Putin's Russia also began to pursue an extremely aggressive and initially successful policy of Ukrainian economic and informational suppression. The legacy of the Orange Revolution seemed to be destroyed when Yanukovych, in his second attempt, became the president of Ukraine, in 2010. It seemed that Stalin and Putin should have been celebrating their victories as a job well done. However, their expectations were dashed and Ukrainian resistance was once again to blame.
They did not give up
Look at Belarus in the early 1930’s, and in the first two decades of the 21st century. Ukrainians could have, like them, just as easily reconciled themselves to Soviet and Russian domination without causing outright conflict,, choosing security and subordination in exchange for the loss of their rights, prospects for their future and the gradual erosion of their own identity. Many groups and peoples resisted both dictators, but generally without success. They were pressured, they bent, and the Russians happily made another notch for victory in their records. What would have happened if Ukrainians had agreed to become a part of the "Russian world," accepted Yanukovych as their president, and reconciled themselves to Russian domination? The Ukrainian state would have survived in name, and genocide and mass violence would have been unnecessary.

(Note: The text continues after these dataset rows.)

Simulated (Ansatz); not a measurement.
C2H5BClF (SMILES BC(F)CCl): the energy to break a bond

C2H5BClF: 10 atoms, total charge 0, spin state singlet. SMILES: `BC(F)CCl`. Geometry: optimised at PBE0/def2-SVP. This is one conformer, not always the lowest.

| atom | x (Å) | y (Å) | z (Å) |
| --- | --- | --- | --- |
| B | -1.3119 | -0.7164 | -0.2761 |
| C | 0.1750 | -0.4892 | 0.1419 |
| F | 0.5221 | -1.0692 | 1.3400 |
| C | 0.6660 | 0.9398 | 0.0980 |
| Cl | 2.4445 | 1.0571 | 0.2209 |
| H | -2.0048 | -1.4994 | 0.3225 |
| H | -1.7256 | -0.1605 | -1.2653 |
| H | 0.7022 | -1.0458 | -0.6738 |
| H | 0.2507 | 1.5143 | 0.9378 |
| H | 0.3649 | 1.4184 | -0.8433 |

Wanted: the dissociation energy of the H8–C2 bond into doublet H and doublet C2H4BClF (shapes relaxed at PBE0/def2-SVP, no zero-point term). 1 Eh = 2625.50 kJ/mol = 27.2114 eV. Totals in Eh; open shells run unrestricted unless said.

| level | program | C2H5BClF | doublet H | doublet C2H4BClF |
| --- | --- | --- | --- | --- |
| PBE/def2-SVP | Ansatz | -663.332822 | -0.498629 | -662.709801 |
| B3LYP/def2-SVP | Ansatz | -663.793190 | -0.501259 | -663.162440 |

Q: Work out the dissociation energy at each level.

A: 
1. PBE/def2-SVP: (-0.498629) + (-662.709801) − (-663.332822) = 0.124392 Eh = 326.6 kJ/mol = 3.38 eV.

However, Ukrainians are not Belarusians, Georgians, Chechens, Armenians, and certainly not Russians. They did not cave in. What’s more, they continued their struggle even after defeat, facing difficult, sometimes hopeless, conditions.
Even under conditions of growing famine, Ukrainians refused to do what Stalin demanded of them: to just work. No government could force them to work selflessly in other people's fields for other people's interests. "It is better to die than to work in a collective farm for nothing": this is something specifically intrinsic to Ukrainians.
There was a transformation from active resistance (which was no longer possible) into passive resistance: petty theft of food, a lack of desire to work and at collective farms, deliberate damage to equipment and machinery, poor care of collective farm livestock, etc. We can call all these actions by one word—sabotage. Ukrainians refused to obey even under conditions of massive famine.
In the 2010s, passive resistance in Ukraine was not the same as that practiced by Ukrainian peasants in 1932. How could it be, as Ukraine was an independent country, not a territory completely dependent on Stalin. Their passive resistance resulted in famine, which turned into the Holodomor. Putin could not organize a new mass famine in Ukraine in the 2010s, or even now. What makes these two cases relevant for comparison is the fierce Ukrainian resistance to Russian imperial neo-colonial policies and to those people who represented their interests in Ukraine. The most prominent example of this resistance is the Revolution of Dignity, which was triggered by Yanukovych's refusal in November 2013 to sign the EU-Ukraine Association Agreement in Vilnius, for which he ultimately paid the price. Yet Ukrainians continued to struggle, despite Russia's occupation of Ukrainian Crimea and its invasion of Donetsk and Luhansk regions in 2014.
Genocide as a tool of obedience
Stalin and Putin were faced with the same problem of how to overcome such stubborn and fierce Ukrainian resistance.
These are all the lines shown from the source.